The market has changed a lot just this year, and to stay on top of it requires an ever-changing approach to both buying and selling to make sure you walk away with the best deal possible - either the house you want or top dollar for the home you're selling. Here are 3 strategies I have been using to win for my clients in today's market:
Learn about pending comps when you go to price your home to sell. We typically focus on sold comps - they're real, closed deals - but with how quickly things are changing, I have been calling listing agents with pending sales to gather as much information as possible to use in pricing similar homes. Things like - What is the contract price? How many offers did you have? Did it appraise for what it is under contract for? All of this information can help inform me and my sellers better on what the most recent activity has been like and what we can expect.

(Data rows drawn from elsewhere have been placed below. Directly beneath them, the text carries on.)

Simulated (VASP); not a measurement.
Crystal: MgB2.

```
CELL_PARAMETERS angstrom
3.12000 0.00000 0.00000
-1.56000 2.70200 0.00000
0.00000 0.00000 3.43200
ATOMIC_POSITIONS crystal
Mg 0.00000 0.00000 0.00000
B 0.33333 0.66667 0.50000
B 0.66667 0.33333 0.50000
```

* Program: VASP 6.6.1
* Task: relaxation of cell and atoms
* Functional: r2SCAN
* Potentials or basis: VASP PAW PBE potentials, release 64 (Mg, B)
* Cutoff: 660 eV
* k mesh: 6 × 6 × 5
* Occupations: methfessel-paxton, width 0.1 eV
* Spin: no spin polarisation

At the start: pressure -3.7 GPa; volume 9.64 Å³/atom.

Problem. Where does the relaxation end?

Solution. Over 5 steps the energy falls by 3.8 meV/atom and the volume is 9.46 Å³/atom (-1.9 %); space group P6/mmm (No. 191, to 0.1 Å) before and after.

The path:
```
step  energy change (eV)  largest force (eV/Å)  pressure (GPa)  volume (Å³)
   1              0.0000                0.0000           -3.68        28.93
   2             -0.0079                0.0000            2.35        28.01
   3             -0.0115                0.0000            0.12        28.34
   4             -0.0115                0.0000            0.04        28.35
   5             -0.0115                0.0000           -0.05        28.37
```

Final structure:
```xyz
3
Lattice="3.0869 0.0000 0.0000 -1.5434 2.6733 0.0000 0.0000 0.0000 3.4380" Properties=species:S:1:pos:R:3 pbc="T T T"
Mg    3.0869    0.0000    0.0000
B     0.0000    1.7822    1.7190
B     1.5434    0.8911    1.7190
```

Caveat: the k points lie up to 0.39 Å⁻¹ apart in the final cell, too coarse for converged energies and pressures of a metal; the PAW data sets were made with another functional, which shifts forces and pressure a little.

Don't bank on offer deadlines. Many listing agents will publish an offer deadline that is 2-3 days after the listing date. That can give buyers a false sense of security as far as the time they have to submit an offer. Keep in mind the agent isn't making the final decision about whether to review offers early (although they are probably advising their client) - the seller is in charge of that and can change course whenever they want to. I recently got a buyer under contract on a house where they had set a deadline 48 hours out, but we submitted a fabulous offer that had everything I could gather that was important to the seller, and put a 3 hour deadline for the seller to respond. That prompted the listing agent to change the 48 hour deadline to that evening, and (I believe) dramatically decreased the number of offers we ended up competing against. There were still 6 offers, but we won by being aggressive and quick, and not assuming we had 2 days to wait.
For heaven's sake, have a buyer's agent. This is not even about getting an edge, it's just table stakes. It's just not a market where you should DIY buying a house. I can't tell you how many times I list a house and in the midst of dozens of phone calls and texts I'm getting about the house and whether we have offers, I get calls from unrepresented buyers who think they have an advantage by not having their own agent. News flash - they don't. It's much better for the seller (my client, whose best interest I'm focused on) to work with a serious, educated buyer - and that most often is someone who has a professional agent guiding them and coaching them on how to compete. Not to mention has vetted the buyer, knows what the buyer can and is willing to do so writes an offer they can follow through on, and will keep the process on track. This is what matters to a seller.